The Space and The Mobile Individual

J.W. Mitchell’s essay, “Post-Sedentary Space”, discusses the profound influence the emergence of 802.11 wireless networks have in today’s world. With the creation of these networks in the early 2000’s, Mitchell believed it was “a new field of functional possibility [that] superimposed itself on public space” (87). Ten or so years later, these wireless networks are still in public and semipublic space. Mitchell lists cafés, bars, lobbies, waiting rooms, and airport lounges as the first places these networks were established in and the list could expand today as places like restaurants, libraries, and public parks (such as Bryant Park in Manhattan) have wireless access. It is increasingly easier to access wireless networks and connect to the Internet; technology is also increasing the strength of these networks.

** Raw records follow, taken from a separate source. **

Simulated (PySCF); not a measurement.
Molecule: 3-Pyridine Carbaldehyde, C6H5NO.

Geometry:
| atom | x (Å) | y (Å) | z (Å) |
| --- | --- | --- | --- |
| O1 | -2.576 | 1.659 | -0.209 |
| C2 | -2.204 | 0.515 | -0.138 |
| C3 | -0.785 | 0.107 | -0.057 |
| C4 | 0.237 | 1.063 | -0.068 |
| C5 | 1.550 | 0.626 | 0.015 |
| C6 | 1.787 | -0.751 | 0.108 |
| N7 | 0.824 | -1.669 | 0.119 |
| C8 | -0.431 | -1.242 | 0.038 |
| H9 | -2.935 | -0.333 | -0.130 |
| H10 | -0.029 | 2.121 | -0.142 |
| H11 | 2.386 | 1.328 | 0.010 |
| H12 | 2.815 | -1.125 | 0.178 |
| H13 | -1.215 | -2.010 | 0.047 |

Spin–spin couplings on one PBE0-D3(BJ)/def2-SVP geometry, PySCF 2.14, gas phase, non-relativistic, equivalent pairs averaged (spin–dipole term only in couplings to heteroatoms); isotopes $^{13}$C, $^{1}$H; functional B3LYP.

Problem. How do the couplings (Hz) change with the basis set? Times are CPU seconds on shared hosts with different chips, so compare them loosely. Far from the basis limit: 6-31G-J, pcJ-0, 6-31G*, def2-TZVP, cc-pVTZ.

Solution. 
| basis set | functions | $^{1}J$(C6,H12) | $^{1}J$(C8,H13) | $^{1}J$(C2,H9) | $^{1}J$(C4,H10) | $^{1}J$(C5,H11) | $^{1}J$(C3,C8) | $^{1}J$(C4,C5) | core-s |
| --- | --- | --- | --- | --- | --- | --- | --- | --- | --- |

Wireless networks decrease the focus on confined, wired spaces but increase the ability for an individual to expand their space by moving into new ones, or fields of presence, as Mitchell puts it. One can take their devices, such as iPods, laptops, cell phones, or tablets, and find networks to connect to, making them much more mobile. This eliminates their private space, in a sense, and makes certain public spaces meeting places, places of interaction, or places of work. Wireless networks mobilize individuals and encourages them to move from one point to another. Spaces may become fixed but the individual shifts into different spaces. For example, why write an essay at home when you can sip a latté, get your caffeine fix, and write it in a café? Since information is increasingly easier to access, people can move freely from one place to another as their needs and wants require. The information stays the same, but where one accesses it may differ every time.

Mitchell closes his essay and says it best about the mobile wireless era, “we can use our portable communication devices to construct meeting points and gathering places on the fly — places that may only…play such roles for fleeting moments” (88).


1 Comment

  1. burningtangerine13: this is a nice summary of the article, but in the blog posts, I’d like to see a more critical or personal (or both) response to the topic. Do you personally write your essays from the cafe? Do you find the presence of other people helps your process, or prolongs it? Or to go at the question from the other side, is Mitchell’s slightly utopian conclusion accurate? Are we freeing ourselves, or are we just taking a cubicle prison with us wherever we go?